Sunday, September 10, 2006

Beware False Security: The View from Down Under

The Australian, Australia's only national broadsheet newspaper, ran an important editorial Saturday warning against complacency against the South Pacific terrorist threat:

ON September 11, 2001, Lleyton Hewitt had just won his first Grand Slam tennis tournament, Australian news was dominated by the slow collapse of Ansett Airlines and John Howard was in the US, having hosted a lamb barbecue for senior American officials as he pushed forward a free trade agreement with the world's biggest economy. Then, the terrorist attacks on New York and Washington, where hijacked planes were flown into the heart of US commerce and confidence, killing more than 3000 people, changed things forever.

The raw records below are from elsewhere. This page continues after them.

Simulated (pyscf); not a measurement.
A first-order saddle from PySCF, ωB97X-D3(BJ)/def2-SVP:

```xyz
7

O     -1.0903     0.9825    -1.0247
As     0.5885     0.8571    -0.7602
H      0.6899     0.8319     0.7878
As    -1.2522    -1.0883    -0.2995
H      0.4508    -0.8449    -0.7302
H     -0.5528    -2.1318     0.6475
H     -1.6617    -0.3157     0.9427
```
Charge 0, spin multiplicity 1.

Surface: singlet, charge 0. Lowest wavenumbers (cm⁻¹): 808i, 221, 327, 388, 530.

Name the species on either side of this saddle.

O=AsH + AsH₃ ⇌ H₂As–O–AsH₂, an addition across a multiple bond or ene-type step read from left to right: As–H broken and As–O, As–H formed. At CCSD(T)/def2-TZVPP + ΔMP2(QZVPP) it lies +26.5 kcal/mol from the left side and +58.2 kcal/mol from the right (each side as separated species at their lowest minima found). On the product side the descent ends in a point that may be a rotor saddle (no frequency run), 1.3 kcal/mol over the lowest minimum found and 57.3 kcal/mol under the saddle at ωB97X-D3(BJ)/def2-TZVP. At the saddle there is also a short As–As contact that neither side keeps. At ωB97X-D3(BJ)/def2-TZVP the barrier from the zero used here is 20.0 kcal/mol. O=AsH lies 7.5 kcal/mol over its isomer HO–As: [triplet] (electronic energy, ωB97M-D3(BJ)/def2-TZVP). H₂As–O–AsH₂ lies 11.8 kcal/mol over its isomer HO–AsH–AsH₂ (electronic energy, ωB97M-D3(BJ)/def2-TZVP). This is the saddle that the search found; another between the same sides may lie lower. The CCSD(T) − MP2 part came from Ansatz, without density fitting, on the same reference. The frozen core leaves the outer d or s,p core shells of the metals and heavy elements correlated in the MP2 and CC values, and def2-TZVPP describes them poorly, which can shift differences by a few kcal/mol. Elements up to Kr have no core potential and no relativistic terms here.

Despite some revisionist wishful thinking, the 9/11 attacks remain the defining moment of the past half century. The repercussions continue to reverberate around the globe. The world's most wanted terrorist, Osama bin Laden, remains at large, still boasting and taunting his pursuers. Further attacks have been successfully mounted in London, Madrid, Indonesia and elsewhere, while others have been thwarted. The world has been forced to tighten its defences in anticipation of worse to come. The very notion of suicide attacks confounds security planners who fear terrorist groups will make good their threat to access, and use, a nuclear bomb....

Some continue to doubt the war on terror, preferring instead to believe the US has brought the conflict on itself. But those who, sometimes secretly, cheer al-Qa'ida from the sidelines misunderstand the threat. It is disturbing that so many people are still prepared to believe conspiracy theories that the US or Israel were somehow behind the September 11 attacks, despite bin Laden having claimed responsibility. To commemorate the fifth anniversary of the attack, the Arabic al-Jazeera television network this week aired a video showing bin Laden reportedly meeting some of the September 11 masterminds. Two of the 9/11 attackers, Wael al-Shihri and Hamza al-Ghamdi, were shown presenting their taped "wills". If any were needed, the video provides further proof that the 2001 attacks were part of a calculated and long-term campaign against the West.

On the anniversary of September 11, there is cause to reflect on the scope of the challenge at hand. There remains a need for vigilance and understanding that the fight is real and that a false sense of security can breed deadly consequences.
Read the whole thing, for the essay has a brief but thorough history of Al-Qaeda's campaign of destruction against the West, dating back to the group's 1992 attacks on American forces in Somalia.

I wrote about Australian conservatism in a recent post, and The Australian's commentary here gives me even more confidence that we have solid ally in Canberra.